How to compare two texts with a diff checker

Paste old and new versions, optionally tune ignore-whitespace or ignore-case, then scan the side-by-side highlights.

  1. Paste the original version

    Drop the "before" version of your text, code, or config into the left pane.

  2. Paste the updated version

    Drop the "after" version into the right pane. The diff renders instantly with line numbers and word-level highlights.

  3. Tune the comparison options

    Toggle "Ignore whitespace" to skip spacing-only changes. Toggle "Ignore case" for case-insensitive comparison. Use "Swap" to flip which side is original.

  4. Read the highlights

    Removed lines glow red on the left. Added lines glow green on the right. Modified lines show word-level highlights so you can see exactly what changed.

  5. Use the summary chips

    The stat strip at the top shows added, removed, modified, and unchanged line counts plus a similarity percentage at a glance.

Frequently asked questions

What is a text diff checker?

A text diff checker compares two pieces of text and highlights what changed: added lines, removed lines, and modified lines with word-level highlights inside. Same algorithm family as git diff (Hunt-McIlroy LCS), same red/green visual convention, but it works on any two chunks of text without a Git repo.

How do I compare two texts online with this tool?

Paste the original version into the left pane and the updated version into the right pane. The side-by-side diff renders instantly with line numbers, word-level highlights inside modified lines, and a similarity percentage in the stat strip.

Does this work for code as well as prose?

Yes. The diff is line-based and language-agnostic. Drop two versions of a config file, two drafts of an email, two snippets of code, or two paragraphs of prose; the algorithm doesn't care.

Can I ignore whitespace or case differences?

Yes. Toggle "Ignore whitespace" to collapse runs of spaces, tabs, and trailing whitespace before comparing, useful when only formatting changed. Toggle "Ignore case" to treat upper and lower case as equal, useful for case-insensitive content like SQL keywords or environment variable names.
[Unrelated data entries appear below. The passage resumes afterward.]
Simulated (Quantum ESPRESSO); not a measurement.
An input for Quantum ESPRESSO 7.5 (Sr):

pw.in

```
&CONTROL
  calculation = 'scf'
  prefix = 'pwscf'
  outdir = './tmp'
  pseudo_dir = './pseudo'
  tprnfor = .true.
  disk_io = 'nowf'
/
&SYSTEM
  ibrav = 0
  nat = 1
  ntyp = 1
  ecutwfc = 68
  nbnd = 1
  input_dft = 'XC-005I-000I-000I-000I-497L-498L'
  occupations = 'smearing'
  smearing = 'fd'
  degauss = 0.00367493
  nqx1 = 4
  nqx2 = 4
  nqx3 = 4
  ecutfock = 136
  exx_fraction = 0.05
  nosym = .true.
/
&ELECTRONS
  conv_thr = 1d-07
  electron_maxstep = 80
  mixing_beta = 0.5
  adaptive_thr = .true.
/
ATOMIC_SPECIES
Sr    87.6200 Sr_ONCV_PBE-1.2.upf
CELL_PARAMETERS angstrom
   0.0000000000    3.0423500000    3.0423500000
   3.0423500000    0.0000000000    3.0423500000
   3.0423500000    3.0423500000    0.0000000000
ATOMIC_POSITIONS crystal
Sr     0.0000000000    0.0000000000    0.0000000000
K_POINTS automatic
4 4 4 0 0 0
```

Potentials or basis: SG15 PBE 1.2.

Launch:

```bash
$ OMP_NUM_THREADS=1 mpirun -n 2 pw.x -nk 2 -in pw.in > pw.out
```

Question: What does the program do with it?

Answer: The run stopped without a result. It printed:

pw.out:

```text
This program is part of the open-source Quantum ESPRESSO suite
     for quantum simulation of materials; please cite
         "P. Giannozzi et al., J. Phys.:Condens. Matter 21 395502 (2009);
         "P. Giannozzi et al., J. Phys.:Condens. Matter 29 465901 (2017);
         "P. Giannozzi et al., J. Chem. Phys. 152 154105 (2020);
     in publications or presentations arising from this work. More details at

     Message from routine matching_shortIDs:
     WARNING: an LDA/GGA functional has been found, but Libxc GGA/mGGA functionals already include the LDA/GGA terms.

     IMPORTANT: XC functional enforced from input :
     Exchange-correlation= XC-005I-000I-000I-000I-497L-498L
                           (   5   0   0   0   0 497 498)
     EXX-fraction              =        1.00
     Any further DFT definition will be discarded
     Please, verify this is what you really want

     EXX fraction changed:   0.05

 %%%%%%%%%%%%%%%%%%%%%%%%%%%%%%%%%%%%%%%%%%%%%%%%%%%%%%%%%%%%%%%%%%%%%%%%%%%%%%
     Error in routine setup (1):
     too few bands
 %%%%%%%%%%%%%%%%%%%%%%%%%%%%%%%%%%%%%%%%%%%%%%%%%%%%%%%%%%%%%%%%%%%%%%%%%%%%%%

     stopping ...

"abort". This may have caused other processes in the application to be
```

What does the similarity percentage mean?

Similarity is the share of lines that are unchanged between the two versions, expressed as a percentage. 100% means identical; 0% means no shared lines. It is a quick signal for how much of a draft survived an edit pass or how close two outputs are.

Why are some unchanged words highlighted as changed?

When a line is modified, we highlight the words that differ between the old and new versions. If the editing is heavy enough that more words changed than stayed the same, the word-level diff can look noisy. For nearly-rewritten lines, scan the line as a whole and ignore the word highlights.

How is this different from GitHub's diff view?

Same algorithm family (Hunt-McIlroy LCS) and same visual conventions (red for removed, green for added, side-by-side or unified). The difference is reach: this works on any two chunks of text, not just files in a Git repo.

Is the diff stored anywhere?

No. Both texts are processed locally in your browser. Nothing is uploaded, logged, or saved. Paste confidential drafts safely.

What size of text can I compare?

A few thousand lines on each side runs in under a second. The algorithm is O(n*m) so it slows quadratically; comparing 50,000-line files will visibly hang the tab. For very large diffs, use Git or a dedicated diff editor.

Text comparison, the simple way

When to use a diff tool, what the colors mean, and why word-level highlights save edit time.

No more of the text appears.